On Mon, Dec 5, 2016 at 3:37 PM, David Turner <david.tur...@twosigma.com> wrote:
>> -----Original Message-----
>> From: Stefan Beller [mailto:sbel...@google.com]
>> Sent: Friday, December 02, 2016 7:30 PM
>> To: bmw...@google.com; David Turner
>> Cc: git@vger.kernel.org; sand...@crustytoothpaste.net; hvo...@hvoigt.net;
>> gits...@pobox.com; Stefan Beller
>> Subject: [RFC PATCHv2 08/17] update submodules: add depopulate_submodule
>>
>> Implement the functionality needed to enable work tree manipulating
>> commands so that a deleted submodule should not only affect the index
>> (leaving all the files of the submodule in the work tree) but also to
>> remove the work tree of the superproject (including any untracked files).
>
> "including any untracked files" bothers me, I think.  Checkout is not usually 
> willing to overwrite untracked files; it seems odd to me that it would be 
> willing to do so in the submodule case.  I would be OK if they were both 
> untracked and gitignored, I think.

I agree on being bothered, this is one of the things I thought how to solve.
See the test in "checkout: recurse into submodules if asked to", which
tests for untracked files and is still marked as a failure.

I think to address that issue, I'll add a flag to ok_to_remove_submodule
which let's you specify which files you care about and which you don't.

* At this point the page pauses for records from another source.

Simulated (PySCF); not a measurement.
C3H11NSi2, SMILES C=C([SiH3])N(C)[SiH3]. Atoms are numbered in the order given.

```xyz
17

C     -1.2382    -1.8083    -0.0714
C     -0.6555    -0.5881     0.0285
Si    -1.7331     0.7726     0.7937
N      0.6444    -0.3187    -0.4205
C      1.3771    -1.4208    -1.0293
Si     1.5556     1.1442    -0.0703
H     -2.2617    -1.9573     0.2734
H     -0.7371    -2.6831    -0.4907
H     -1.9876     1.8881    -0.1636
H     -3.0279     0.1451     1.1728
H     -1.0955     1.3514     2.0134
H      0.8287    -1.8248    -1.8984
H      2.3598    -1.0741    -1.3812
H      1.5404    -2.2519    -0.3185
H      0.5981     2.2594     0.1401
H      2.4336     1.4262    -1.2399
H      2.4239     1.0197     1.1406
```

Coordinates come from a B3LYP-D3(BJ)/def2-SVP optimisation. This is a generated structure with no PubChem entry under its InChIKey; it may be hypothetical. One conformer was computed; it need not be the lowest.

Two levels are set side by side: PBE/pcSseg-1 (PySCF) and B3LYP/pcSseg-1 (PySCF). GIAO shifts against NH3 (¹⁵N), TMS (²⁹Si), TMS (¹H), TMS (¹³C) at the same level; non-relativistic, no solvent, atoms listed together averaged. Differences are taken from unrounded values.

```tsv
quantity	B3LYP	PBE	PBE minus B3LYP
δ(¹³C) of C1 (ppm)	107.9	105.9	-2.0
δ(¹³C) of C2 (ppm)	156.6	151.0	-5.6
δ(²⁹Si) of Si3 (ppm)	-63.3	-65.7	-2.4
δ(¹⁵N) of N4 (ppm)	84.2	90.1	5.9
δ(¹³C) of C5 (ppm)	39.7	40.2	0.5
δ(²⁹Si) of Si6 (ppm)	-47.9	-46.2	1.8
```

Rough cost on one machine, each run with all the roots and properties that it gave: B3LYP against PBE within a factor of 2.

>> +                     warning(_("Cannot remove submodule '%s'\n"
>> +                               "because it (or one of its nested submodules)
>> has a git \n"
>> +                               "directory in the working tree, which could 
>> not
>> be embedded\n"
>> +                               "the superprojects git directory
>> automatically."), path);
>
> What if instead it couldn't run the command because you're out of file 
> descriptors or pids or memory or something?
>
> I think this message should be in submodule--helper --embed-git-dirs instead, 
> and we should just pass it through here.  Or, perhaps, instead of shelling 
> out here, we should just call the functions directly?

heh, good point. Will call the function directly.